Does anyone know how to merge (concatenate) docx documents with PHP (or Python if it's not possible in PHP)?
To clarify, my server is Linux based. I have 2 existing docx document, I need to put them in a new docx document using PHP or possibly Python.
Merging two different Docx files may be very complicated because Headers, Styles, Charts, Comments, User Modification Traces and other special contents are saved in separate inner XML sub-files in each Docx. Thus, two Docx may have different objects having the same ids. So it would be a very huge job to list all possible objects in the two documents, give them new inner ids, and re-affect them in a single one. Probably only Ms Office can do this currently.
Nevertheless, if you know that your two documents to be merged have the same styles, and if you know you have no charts, headers and other special objects, then the merging becomes something quite easy to perform.
In this case, you only have to use a Zip reader, such as TbsZip, to open the first Docx file (which is technically a zip archive containing XML sub-files) ; then read the sub-file "word/document.xml" and extract the part which is between the tags < w:body >
and < /w:body >.
In the second Docx file, open the "word/content.xml" and insert the previous content just before the tag < /w:body >. Save the result in a new Docx file.
This can be done using TbsZip, like this :
<?php
include_once('tbszip.php');
$zip = new clsTbsZip();
// Open the first document
$zip->Open('doc1.docx');
$content1 = $zip->FileRead('word/document.xml');
$zip->Close();
// Extract the content of the first document
$p = strpos($content1, '<w:body');
if ($p===false) exit("Tag <w:body> not found in document 1.");
$p = strpos($content1, '>', $p);
$content1 = substr($content1, $p+1);
$p = strpos($content1, '</w:body>');
if ($p===false) exit("Tag </w:body> not found in document 1.");
$content1 = substr($content1, 0, $p);
// Insert into the second document
$zip->Open('doc2.docx');
$content2 = $zip->FileRead('word/document.xml');
$p = strpos($content2, '</w:body>');
if ($p===false) exit("Tag </w:body> not found in document 2.");
$content2 = substr_replace($content2, $content1, $p, 0);
$zip->FileReplace('word/document.xml', $content2, TBSZIP_STRING);
// Save the merge into a third file
$zip->Flush(TBSZIP_FILE, 'merge.docx');
You may merge two Word documents with PHPDocX with a single line of code: (Source: Merging Word documents with PHPDocX)

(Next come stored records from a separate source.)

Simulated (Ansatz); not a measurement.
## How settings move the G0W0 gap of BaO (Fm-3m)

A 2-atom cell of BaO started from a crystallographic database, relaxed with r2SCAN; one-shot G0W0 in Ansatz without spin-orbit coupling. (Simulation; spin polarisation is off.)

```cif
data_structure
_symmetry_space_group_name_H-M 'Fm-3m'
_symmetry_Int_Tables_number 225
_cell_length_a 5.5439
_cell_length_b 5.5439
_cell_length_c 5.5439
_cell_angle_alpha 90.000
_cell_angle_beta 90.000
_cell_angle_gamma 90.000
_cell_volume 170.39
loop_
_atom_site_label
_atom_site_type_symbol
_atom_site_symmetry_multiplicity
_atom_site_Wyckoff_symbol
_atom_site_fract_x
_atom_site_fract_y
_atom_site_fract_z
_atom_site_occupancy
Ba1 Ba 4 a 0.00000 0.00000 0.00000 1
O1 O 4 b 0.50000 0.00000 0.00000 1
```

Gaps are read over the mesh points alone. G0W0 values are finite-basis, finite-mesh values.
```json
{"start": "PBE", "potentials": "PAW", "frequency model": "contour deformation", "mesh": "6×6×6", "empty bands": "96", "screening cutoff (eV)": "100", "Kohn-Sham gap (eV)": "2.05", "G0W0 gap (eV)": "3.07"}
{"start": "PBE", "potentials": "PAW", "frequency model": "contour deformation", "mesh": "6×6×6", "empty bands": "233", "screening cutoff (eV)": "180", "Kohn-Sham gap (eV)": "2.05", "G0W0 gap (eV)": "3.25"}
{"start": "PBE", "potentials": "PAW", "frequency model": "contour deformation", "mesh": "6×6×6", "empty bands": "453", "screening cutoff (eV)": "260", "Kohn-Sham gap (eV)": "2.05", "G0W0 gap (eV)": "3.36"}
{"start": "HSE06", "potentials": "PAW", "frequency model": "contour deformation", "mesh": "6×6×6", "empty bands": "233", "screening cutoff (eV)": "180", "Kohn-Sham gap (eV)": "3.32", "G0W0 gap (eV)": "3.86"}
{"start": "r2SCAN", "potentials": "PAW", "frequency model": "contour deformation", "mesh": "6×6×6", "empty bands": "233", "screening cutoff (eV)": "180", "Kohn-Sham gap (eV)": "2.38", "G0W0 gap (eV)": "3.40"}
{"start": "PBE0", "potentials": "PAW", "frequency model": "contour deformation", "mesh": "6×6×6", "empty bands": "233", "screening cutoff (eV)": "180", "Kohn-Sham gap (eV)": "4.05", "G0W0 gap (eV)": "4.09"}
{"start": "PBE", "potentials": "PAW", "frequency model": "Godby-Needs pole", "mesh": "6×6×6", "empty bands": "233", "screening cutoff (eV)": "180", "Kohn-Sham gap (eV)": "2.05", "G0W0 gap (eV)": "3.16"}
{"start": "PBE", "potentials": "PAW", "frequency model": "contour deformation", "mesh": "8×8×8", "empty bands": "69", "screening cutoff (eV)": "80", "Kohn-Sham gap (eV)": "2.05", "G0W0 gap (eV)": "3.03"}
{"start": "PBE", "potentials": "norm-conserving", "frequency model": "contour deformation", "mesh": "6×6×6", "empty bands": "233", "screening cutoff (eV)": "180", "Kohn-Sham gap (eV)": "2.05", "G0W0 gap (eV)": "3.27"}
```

require_once 'path /classes/DocxUtilities.inc';
$newDocx = new DocxUtilities();
$myOptions = array('mergeType' => 0);
$newDocx->mergeDocx('firstWordDoc.docx', 'secondWordDoc.docx', 'mergedWord.docx',
$myOptions);
This merging let you preserve all section structure (paper size, margins, associated footers and headers,...), includes all the required styles, manages all lists (this may seem trivial but it is not so in the OOXML standard), preserves images and charts as well as footnotes, endnotes and comments.
Moreover there is an option to preserve the original numberings (by default the page numbering continues).
One also may, via the mergeType option, to discard the section structure of the merged document and add it at the end of the first document as part of its last section. In this case, of course, the headers and footers are not imported but all other elements are still preserved.
Aspose.Words Cloud SDK for PHP can merge/join several Word Documents into a one Word document while keeping the formatting of appended or destination document depending upon the ImportFormatMode parameter value. Secondly, it is a commercial API but the free pricing plan allows 150 free monthly API Calls.
<?php
require_once('D:\xampp\htdocs\aspose-words-cloud-php-master\vendor\autoload.php');
//TODO: Get your ClientId and ClientSecret at https://dashboard.aspose.cloud (free registration is required).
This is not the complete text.